The Downward Arrow investigates a chain of ideas and helpfully illuminates negative spirals in our minds.  Then we can examine our reasoning to see whether it’s valid, and rethink the situation if there are flaws.

We can use a similar tool, the Onward Arrow, in a positive direction.  Here’s how:

Ask someone (a friend, a client, or yourself) to identify a few goals.  “What’s something you want, or want to achieve?”

People come up with a variety of answers.  “I want to get the garden cleaned up.”  “I’d like to visit Paris someday.”  “I want more friends.”  “I want to gain my father’s affection.” “I’d like to have a Mercedes.”

Implicitly, the person has identified what they consider to be a “good thing.”  But why do they want it?  Almost always, the goals people identify are instrumental – they are means to an end.  So let’s try to identify the end.

“So you’d like to own a Mercedes.  Sounds like that would be a good thing.  If you had a Mercedes, what would happen?  What would be good about that?”

Usually the person will identify another goal that will be advanced by the achievement of the goal they first identified.  Then you can investigate the utility of that goal, in a chain very much like the negative chain we get in the Downward Arrow.

“If I had a Mercedes, I’d go on more driving trips with the family.”

“What is it about going on driving trips with the family that attracts you?”

“I’d like to show the kids more of the country.”

“What would happen if you did that?”

“I think it would cement my relationship with them more.”

And so on. The interesting thing about the Onward Arrow is that it can start out with any goal at all and almost always winds up in the same place.
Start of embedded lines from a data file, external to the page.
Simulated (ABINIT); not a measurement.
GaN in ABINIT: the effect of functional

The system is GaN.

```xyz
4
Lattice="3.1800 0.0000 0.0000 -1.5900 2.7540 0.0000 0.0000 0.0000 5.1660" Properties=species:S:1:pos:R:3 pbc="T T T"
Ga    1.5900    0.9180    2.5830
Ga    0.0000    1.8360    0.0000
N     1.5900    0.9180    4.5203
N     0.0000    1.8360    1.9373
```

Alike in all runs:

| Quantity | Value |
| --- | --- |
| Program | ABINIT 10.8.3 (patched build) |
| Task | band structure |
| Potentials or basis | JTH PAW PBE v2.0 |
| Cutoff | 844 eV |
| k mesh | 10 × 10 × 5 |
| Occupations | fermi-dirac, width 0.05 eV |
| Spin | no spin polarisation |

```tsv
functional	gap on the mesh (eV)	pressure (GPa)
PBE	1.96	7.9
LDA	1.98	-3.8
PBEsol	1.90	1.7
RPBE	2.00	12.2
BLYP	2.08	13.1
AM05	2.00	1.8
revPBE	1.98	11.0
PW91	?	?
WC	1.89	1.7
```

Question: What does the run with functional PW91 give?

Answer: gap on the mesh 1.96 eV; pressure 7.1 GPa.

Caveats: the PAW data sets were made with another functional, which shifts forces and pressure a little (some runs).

“And what would happen if you had a better relationship with your kids?”

“I think I’d be happier.”

The number of steps varies, but whether the goal is to complete one’s taxes or to form a better relationship with a deity, the end result is usually the desire for happiness.  Ask people what they want and they will give you a thousand different answers.  But keep asking, and eventually they condense down to a very few outcomes – or to one: happiness.

So what?  The Onward Arrow reveals a person’s implicit “roadmap to happiness” – a series of steps that they believe will lead them where they want to go.  But just as there are usually distortions and faulty reasoning in the Downward Arrow (our map to misery), there are often flaws in our map to happiness as well.  Bringing our assumptions into conscious awareness can allow us to re-examine our assumptions and determine whether the map is valid, or whether there might be a more efficient route.

“So John it sounds like having a Mercedes is really a strategy to get other things – the respect of others, a closer family, and ultimately a happier life – and you want it because it will take you to those destinations.  Is that right?”

“Yeah.  But there are a lot of steps in it before I get happy.”

“That struck me too.  It’s a long journey.  But maybe that’s the only route to happiness available to you.”

“I don’t think so.  I’ll never afford a Mercedes anyway so I’m lost if that’s true.  I’ve tried all my life to impress other people and that feels like a bottomless pit.  But spending more time with my kids – that’s actually helped in the past.  And they don’t care much what kind of car I have.”

Sometimes the road map turns out to be a dead end.  “I’m 45 years old and my father has never said anything positive to me.  I don’t think it matters what I do, that’ll never happen.”  Realizing this, we can contemplate giving up the quest, and investing our energies in other paths to contentment.

Sometimes some parts of the chain seem valid, but others can be trimmed.  “I do think I’ll be happier if I can get last year’s taxes done.  But maybe I don’t need to overhaul my entire filing system before I get started.”

I use the Onward Arrow quite often in my practice.  People often become unhappy because of catastrophic slides in the interpretations of events, and for these situations the Downward Arrow is useful.  But often people are miserable and frustrated because they are lost on the road to a happier life, using an obsolete or faulty map.  For these situations, the Onward Arrow is invaluable.